Real time variances on both labor and materials costs would have caught this on one or two production runs.
Also, people start charging time to “non-productive” jobs (e.g., clean-up and training) when the manufacturing floor gets slack and they don’t want to layer inefficiencies in the job or product time. That is why we watch the “cost-only” projects so closely and perform a month-to-month analysis.
Great article! Very informative, I appreciate you bringing this topic up.
Interesting acticle. Where we see this fall apart for people trying to manage this manually are when there are multiple quote iterations, with multiple scopes, consisting of multiple BOM’s and multiple labor estimates. One of the key aspects of maintaining consisten project margins, is consistently cycliing implementation lessons learned back into the Quoting process. You can only effectively do this (without a ton of manually back tracking, which seldom happens consistently) if you can compare what was supposed to happen (the BOM and labor estimate the Quote iteration the customer signed off on) with what actually happened. AND have the detail required to know exactly where any variances occured.
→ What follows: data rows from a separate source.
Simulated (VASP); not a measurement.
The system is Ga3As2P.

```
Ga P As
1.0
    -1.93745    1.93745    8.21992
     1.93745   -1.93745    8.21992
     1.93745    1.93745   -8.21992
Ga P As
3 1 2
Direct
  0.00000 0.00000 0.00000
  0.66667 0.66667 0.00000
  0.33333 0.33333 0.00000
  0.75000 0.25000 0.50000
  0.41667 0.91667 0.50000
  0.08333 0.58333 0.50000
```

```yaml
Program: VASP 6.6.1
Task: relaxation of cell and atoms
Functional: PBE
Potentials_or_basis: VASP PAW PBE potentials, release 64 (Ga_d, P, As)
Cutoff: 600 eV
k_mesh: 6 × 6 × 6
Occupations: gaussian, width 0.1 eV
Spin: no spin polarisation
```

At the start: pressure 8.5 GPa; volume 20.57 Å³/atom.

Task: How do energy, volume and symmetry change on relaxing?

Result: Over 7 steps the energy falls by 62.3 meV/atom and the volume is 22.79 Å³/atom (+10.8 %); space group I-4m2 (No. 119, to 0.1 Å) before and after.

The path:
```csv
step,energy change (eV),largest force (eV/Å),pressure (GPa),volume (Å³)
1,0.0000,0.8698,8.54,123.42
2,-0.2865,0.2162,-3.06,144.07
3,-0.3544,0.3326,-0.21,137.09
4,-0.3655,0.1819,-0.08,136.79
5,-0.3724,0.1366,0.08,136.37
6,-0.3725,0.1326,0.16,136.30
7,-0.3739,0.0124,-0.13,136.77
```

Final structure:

Thanks Eric and Jim; both great comments. I agree that one of the keys to a best practice for bidding jobs is the ability to see past job costing in close to real time and with the highest degree of accuracy. Quite often the full accounting of the job is missing either on fully burdening the labor or in the hard to track materials. Having the financials interwoven with what’s happening in operations is invaluable. And if those numbers can be cycled into the next job bid you’ll be that much more profitable or know not to take the job at all. Thanks again.